At least 100 rockets were fired at a Libyan power plant Tuesday as U.N. officials expressed grave concern over the deteriorating situation in Libya, according to Reuters Tuesday. 
Electricity Minister Ali Mohammad Muhairiq  told reporters that government-payrolled militants fired over 100 rockets at a power station in Sarir located in the country's southern region, which may lead to nationwide blackouts this summer as a result.
"This is the chaos Libya lives in. The plant was hit by dozens of rockets, by 120 rockets. I don't know whether we will be able to repair it before summer and (the fasting month of) Ramadan,"Muhairiq told the media.
Electricity consumption tends to increase dramatically during Libya's summer months, and particularly during Ramadan, when the demand for air conditioning increases.
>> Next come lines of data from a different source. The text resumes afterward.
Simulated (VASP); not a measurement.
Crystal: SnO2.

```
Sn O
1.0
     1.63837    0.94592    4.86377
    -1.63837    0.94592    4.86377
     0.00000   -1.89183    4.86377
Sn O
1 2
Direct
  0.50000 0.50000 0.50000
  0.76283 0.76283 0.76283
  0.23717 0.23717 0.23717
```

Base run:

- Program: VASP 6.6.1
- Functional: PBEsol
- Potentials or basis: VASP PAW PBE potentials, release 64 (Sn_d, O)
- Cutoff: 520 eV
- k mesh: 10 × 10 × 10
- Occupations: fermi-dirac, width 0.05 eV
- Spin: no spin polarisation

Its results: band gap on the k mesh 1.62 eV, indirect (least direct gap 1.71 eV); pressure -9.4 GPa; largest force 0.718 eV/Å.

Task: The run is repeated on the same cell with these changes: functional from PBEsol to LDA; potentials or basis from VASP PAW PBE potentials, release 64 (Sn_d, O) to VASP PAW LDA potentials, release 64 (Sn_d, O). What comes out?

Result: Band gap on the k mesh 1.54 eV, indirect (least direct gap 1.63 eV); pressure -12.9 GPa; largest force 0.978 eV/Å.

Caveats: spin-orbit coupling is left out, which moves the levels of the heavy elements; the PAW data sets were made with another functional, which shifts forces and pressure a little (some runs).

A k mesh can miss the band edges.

The militants, who were "co-opted" by the government to work for the defense and interior ministries in Tripoli's effort to curb local militia clashes and restore the strength and power of central government leadership has been a disaster,  with fighters now clashing along ministry affiliation lines and continuing to report to local commanders.
Muhairiq told reporters that militias working for the defense ministry were fighting for days with militias working for the interior ministry near the power plant in Sarir before it was targeted Tuesday.
Tripoli does not have the funds to finance the repairs which are estimated to be around $240 million in damages.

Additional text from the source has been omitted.